3. The channel estimation method according to claim 1, wherein the performing channel estimation on a third time domain transmission unit, based on the pilot signal in the first time domain transmission unit and the pilot signal in the second time domain transmission unit comprises: performing channel estimation, based on the pilot signal in the first time domain transmission unit, the pilot signal in the second time domain transmission unit, and a pre-trained neural network model, to obtain channels on all RBs in L time domain transmission units after a current time domain transmission unit, wherein L is a positive integer.

4. The channel estimation method according to claim 2, wherein all the RBs are RBs determined according to a predefined rule or a pre-configuration manner.

5. The channel estimation method according to claim 4, wherein the RBs determined according to the predefined rule or the pre-configuration manner comprise at least the RBs occupied by the pilot signal in a first time domain transmission unit and the RBs occupied by the pilot signal in a second time domain transmission unit.

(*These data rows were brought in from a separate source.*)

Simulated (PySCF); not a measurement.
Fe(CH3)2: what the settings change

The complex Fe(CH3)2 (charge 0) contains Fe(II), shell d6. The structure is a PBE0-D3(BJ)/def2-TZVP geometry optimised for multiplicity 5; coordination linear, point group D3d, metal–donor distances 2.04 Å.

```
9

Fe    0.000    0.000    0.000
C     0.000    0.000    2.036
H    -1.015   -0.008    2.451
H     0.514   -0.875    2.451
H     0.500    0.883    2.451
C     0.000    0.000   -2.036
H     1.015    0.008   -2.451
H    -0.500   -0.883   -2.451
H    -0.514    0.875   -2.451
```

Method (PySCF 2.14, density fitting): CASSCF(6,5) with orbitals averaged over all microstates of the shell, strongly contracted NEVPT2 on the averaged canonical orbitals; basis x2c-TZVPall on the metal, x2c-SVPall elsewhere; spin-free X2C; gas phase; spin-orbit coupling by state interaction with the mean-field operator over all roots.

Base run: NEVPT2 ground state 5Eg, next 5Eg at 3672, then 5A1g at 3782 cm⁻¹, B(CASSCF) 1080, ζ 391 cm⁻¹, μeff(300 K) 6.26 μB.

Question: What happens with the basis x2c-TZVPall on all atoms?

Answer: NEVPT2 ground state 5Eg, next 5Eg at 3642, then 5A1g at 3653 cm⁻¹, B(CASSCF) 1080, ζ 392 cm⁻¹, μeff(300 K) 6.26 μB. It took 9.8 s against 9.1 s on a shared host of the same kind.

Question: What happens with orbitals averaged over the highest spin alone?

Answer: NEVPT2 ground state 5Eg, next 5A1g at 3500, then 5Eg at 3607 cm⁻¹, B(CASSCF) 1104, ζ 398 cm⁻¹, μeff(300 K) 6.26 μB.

6. The channel estimation method according to claim 2, wherein channel estimation is performed by using pilot signals in nearest K time domain transmission units for sending pilot signals, and K is a positive integer.

7. The channel estimation method according to claim 1, wherein the receiving, by a terminal, a pilot signal sent by a network-side device comprises: receiving, by the terminal, the pilot signal sent by the network-side device on a first RB in the first time domain transmission unit; andreceiving, by the terminal, the pilot signal sent by the network-side device on a second RB in the second time domain transmission unit,wherein the first RB is different from the second RB, the second time domain transmission unit is a closest time domain transmission unit for sending the pilot signal after the first time domain transmission unit, and at least one time domain transmission unit is spaced between the second time domain transmission unit and the first time domain transmission unit.

8. The channel estimation method according to claim 7, wherein: a number of the first RB is even, and a number of the second RB is odd; orthe number of the first RB is odd, and the number of the second RB is even.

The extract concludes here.